More than two hundred students participated in Pi Beta Phi’s on-campus philanthropy event, “Dodge The Arrow,” on Oct. 2. The event was a men and women’s dodgeball tournament that raised awareness and money for Pi Beta Phi’s philanthropy of literacy.
Paige Peabody, vice president of philanthropy for the university's chapter of Pi Beta Phi, said Dodge The Arrow had a total of 15 men's teams and ten women's teams. Each team consisted of ten people.
In addition to the event, Pi Beta Phi sold shirts to promote their cause as well as raise money. They also paired with McAlister’s Deli on University Drive in Fort Worth where ten percent of the restaurant's proceeds from 5-10 p.m. on Tuesday, Oct. 2, went to the Pi Beta Phi Foundation.

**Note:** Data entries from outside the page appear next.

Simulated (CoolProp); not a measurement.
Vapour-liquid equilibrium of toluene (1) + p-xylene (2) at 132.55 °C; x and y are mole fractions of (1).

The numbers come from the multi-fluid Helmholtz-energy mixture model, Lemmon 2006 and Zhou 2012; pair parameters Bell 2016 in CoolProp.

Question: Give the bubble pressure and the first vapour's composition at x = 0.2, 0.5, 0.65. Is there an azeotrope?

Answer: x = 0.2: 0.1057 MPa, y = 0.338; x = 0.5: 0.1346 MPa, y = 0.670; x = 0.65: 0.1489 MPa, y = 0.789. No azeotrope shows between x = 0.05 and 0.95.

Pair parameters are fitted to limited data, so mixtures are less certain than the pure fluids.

Peabody said the Pi Beta Phi Foundation focuses on promoting literacy initiatives across the nation. The university's chapter raised $10,000 last spring for their philanthropy. The money raised from Dodge The Arrow has not yet been accounted for, she said.
According to the Pi Beta Phi Foundation website, this year is the 100th year the sorority has been linked to literacy service. Illiteracy is a leading factor in homelessness, domestic abuse, poverty and lack of health care, according to the website.
“Being literate is something we all take for granted. Learning how to read is critical to a child’s success and putting new books in the hands of the children who need them most is a start to overcoming illiteracy,” said Christie Nelson, junior business marketing major and member of Pi Beta Phi.
“Dodge The Arrow” is not the only event Pi Beta Phi hosts for their philanthropy. Throughout the school year, the sorority promotes their literacy platform through volunteering at local Fort Worth schools as well as the Boys and Girls Clubs of Greater Fort Worth. Their activities include reading to children and donating books through an organization called Champions are Readers, Peabody said.
Champions are Readers is a reading enhancement program for third-grade students. According to the program's website, the organization's goal is to help improve reading skills and encourage a love for reading in children.
“I am so grateful that I can be a part of an organization that works so hard to help children that truly need it," said Sarah Maze, president of the university chapter of Pi Beta Phi. "My favorite part of how Pi Phi helps with literacy is how we get to see the results directly because of the hands-on work we do in classrooms. It is a very humbling experience.”